Archive for September, 2014

C++ AMP

Monday, September 1st, 2014

The third post in my C++ accelerator library series is about C++ AMP. C++ AMP is many things: a programming model, a C++ library and an associated compiler extension. It can be used to program accelerators, that is GPUs and other massive parallel coprocessors. And it is an open specification that constitutes a novel way of describing data parallelism in C++. Very exciting.

ul
Calculating Machine, image by Kim P

This is what C++ AMP looks like:

const int size = 5;
int aCPP[] = {1, 2, 3, 4, 5};
int bCPP[] = {6, 7, 8, 9, 10};
int sumCPP[size];

array_view a(size, aCPP), b(size, bCPP);
array_view sum(size, sumCPP);

parallel_for_each(
	sum.extent,
	[=](index<1> idx) restrict(amp)
	{
		sum[idx] = a[idx] + b[idx];
	}
);

I believe the appeal of this programming model is immediately visible from the above code sample. Existing, contiguous blocks of data that should be computed on are made known to the runtime through the array_view concept. Parallel computation is expressed inline through a call to the parallel_for_each meta-function. The loop boundaries are specified, an index object is created that is used in the following lambda function to describes the computation on a per element basis. The programmer says: “do this for each element”. It is high-level, it is inline, it is terse, it is pretty.

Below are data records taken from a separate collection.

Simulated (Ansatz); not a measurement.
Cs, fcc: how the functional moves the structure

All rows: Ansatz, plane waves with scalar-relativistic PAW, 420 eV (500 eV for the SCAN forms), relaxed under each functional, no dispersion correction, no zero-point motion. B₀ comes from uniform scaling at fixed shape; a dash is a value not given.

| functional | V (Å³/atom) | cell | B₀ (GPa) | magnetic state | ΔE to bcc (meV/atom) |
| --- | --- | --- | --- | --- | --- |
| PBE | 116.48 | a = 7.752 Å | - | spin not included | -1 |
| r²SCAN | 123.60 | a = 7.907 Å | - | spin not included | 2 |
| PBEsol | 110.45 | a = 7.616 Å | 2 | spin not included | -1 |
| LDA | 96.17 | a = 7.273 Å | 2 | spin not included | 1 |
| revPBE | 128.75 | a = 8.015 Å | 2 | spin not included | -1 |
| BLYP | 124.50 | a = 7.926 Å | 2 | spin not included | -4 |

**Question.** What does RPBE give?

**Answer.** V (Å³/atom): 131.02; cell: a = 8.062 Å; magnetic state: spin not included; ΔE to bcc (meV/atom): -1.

The downsides of this model can be uncovered by asking a few key questions: When is data copied to the accelerator (if that is necessary)? When are results copied back? Can the underlying array be modified after the view is created? Is the meta-function synchronous or asynchronous? C++ AMP does a great job at behaving as one would expect without any extra effort when these questions are irrelevant. In my opinion this programming model was designed for an audience that does not ask these questions.

If these questions are important things start to get a little messy. Data copying to accelerators starts when parallel_for_each is invoked. Results are copied back when they are accessed from the host (through the view) or when they are explicitly synchronized with the underlying array. If the underlying array can be modified after the view is created depends on the plattform. If it supports zero-copy, that is, host and accelerator share memory, the answer is: probably no. If code is written with a distributed memory system in mind the answer is: probably yes. The parallel_for_each function is asynchronous. It is queued and executed at some point in the future. It does not return a future though. Instead data can be synchronized explicitly and returns a future (source).

C++ AMP has many more features beyond what the above code example shows. There are tiles that represent the well known work-groups (OpenCL) or blocks (CUDA). There are accelerator and accelerator_view abstractions to select and manage accelerators. There are atomics, parallel_for_each throws in case of errors for simplified error handling and there is more.

There exists an implementation by Microsoft in their Visual Studio product line and a free implementation my AMD together with Microsoft. There is supposed to be an implementation by Intel called Shelvin Park but I could not find anything about it beyond the much cited presentation here. Indeed, in June of 2013 Intel proclaimed that they are looking into different solutions that ease the programming experience on their graphics processors but none are in a status that they can share today (source). Microsoft on the other hand is doing a good job at marketing and documenting C++ AMP. Their Parallel Programming in Native Code Blog has some helpfull entries including for example “How to measure the performance of C++ AMP algorithms?“.

For me the central feature of C++ AMP is the elegant way kernels can be implemented inline. The concepts they built around that are great but could be designed better. The problem is: if you go one level below what C++ AMP is on the outside things get messy. But it does not have to be this way. There are simple and well understood concepts that underly the whole problem that is accelerator/co-processor programming. I would love to see a well thought out low level abstraction for accelerator programming that C++ AMP builds upon and that programmers can fall back to if circumstances require it.